I say, “ Rise up and oppose war in all its forms, to come together across national lines, to recognize what we hold in common above what divides us, and commit to finding peaceful resolutions to conflicts.”

As I told you earlier, my detractors have called me vain but since I have outlived many of them and have become known as an American icon, some say, the “Queen of America” let me tell you a little about myself. Afterall, I am credited with three great firsts for women—First president of the American branch of the Women’s International Peace Association. The first person to suggest a Mother’s Peace Day and the first woman to become a member of the American Academy of Arts and Letters.

I’ve always been a proud of my heritage, descending from Roger Williams and two governors of Rhode Island on my father’s side as well as a famous Revolutionary War legend, Francis Marion, on my mother’s side. My mother was a poet and my father a banker. My mother died in childbirth when I was five years, so my father pretty much raised me along with my nannies. Much of my education came from books my older brother shipped from Europe. Perhaps my puritanical father didn’t know I was reading books by Balzac and Sand. My brother, Sam, also put me into contact with leading figures of the day—such as Longfellow, Dickens and Margaret Fuller. My brother Sam married Emily Astor, the favorite grandchild of John Jacob Aster and my sister and I were introduced to New York society.

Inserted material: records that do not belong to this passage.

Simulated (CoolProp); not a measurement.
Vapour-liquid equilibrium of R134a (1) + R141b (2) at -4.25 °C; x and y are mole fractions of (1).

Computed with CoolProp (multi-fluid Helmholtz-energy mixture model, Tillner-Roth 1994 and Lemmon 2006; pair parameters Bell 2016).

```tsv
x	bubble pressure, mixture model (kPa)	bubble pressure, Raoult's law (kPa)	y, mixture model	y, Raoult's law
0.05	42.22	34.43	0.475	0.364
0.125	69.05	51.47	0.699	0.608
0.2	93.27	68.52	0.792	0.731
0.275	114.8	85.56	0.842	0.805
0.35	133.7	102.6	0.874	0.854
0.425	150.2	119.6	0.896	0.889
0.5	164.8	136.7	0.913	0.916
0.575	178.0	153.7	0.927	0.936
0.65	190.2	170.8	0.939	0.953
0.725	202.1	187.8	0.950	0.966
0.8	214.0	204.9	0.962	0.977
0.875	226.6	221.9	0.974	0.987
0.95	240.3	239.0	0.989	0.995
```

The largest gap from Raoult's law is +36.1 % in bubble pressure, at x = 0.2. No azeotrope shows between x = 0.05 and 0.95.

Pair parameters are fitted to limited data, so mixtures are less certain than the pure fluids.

When I married, at age 24, I was a coddled, cared-for, independent minded New York heiress, but this all changed when my husband, Dr. Samuel Gridley Howe took charge of my income from my large estate. My husband was eighteen years older than me and I met him when I visited the Perkins Institute for the Blind which he founded. He was a well-known doctor and teacher of the blind He was a strong-willed autocratic husband of our times, not wanting me to write or speak in public, but eventually I was allowed to publish my poetry and to study my philosophy as long as I performed my motherhood and wifely duties. We had six children and I had to learn the skills of a homemaker on my own as I had not learned them growing up. As time went on I became involved in reform movements working for women’s right to vote, prison reform and education. My husband finally agreed that I could speak in public as long as I did not receive money and my poetry was to be published anonymously. However, my friends knew who I was and it became known that they were my poems. I enjoyed attending the New England Woman’s Club as well as friendships with William Ellery Channing, and Theodore Parker, leading Unitarian ministers of Boston. I later preached in many Unitarian pulpits throughout New England.

Although I had a troubled marriage, my husband relied heavily on my skills as an editor and writer for his newspaper, “The Commonwealth,” a newspaper that supported the abolitionist movement. My husband objected to my work but he couldn’t stop me from studying. I was fluent in seven languages and seriously studied philosophy. By the time he died in 1876, I was known as a preacher, a reformer a writer and poet.

The first entry in my journal after my husband’s death is, “Start my new life today.” Finally I answered to no one else except myself and my God. I spent the next 40 years traveling the world promoting Women’s Rights, Peace, Prison and Education Reform. One good thing about writing my poem, “Battle Hymn for the Republic” is that it brought me instant fame and I used my celebrity status during my long life of 91years to further my causes, much as famous people of your day do.

From my opening address at the World’s Congress of Women on behalf of International Peace these are the words that I bring to you today. I ask every woman to take action in the cause of peace and reclaim Mother’s Day of Peace.

“So I repeat my call and cry to women. Let it pierce through dirt and rags – let it pierce through velvet and cashmere. It is the call of humanity. It says: ‘Help others, and you help yourselves.’. I closed my speech with these words…..”Would that I were still young, as are many of you; would at least that I had followed the angel of my youth as gravely and steadfastly as he invited me;….But from this assembly a will might go forth, an earnest will, quick to love, and heavy with meaning. And this will might say to our sisters of the world, “Trifle no more” If women did not waste life in frivolity, men would not waste it in murder. For the tenderness of the one class is set by God to restrain the violence of the other.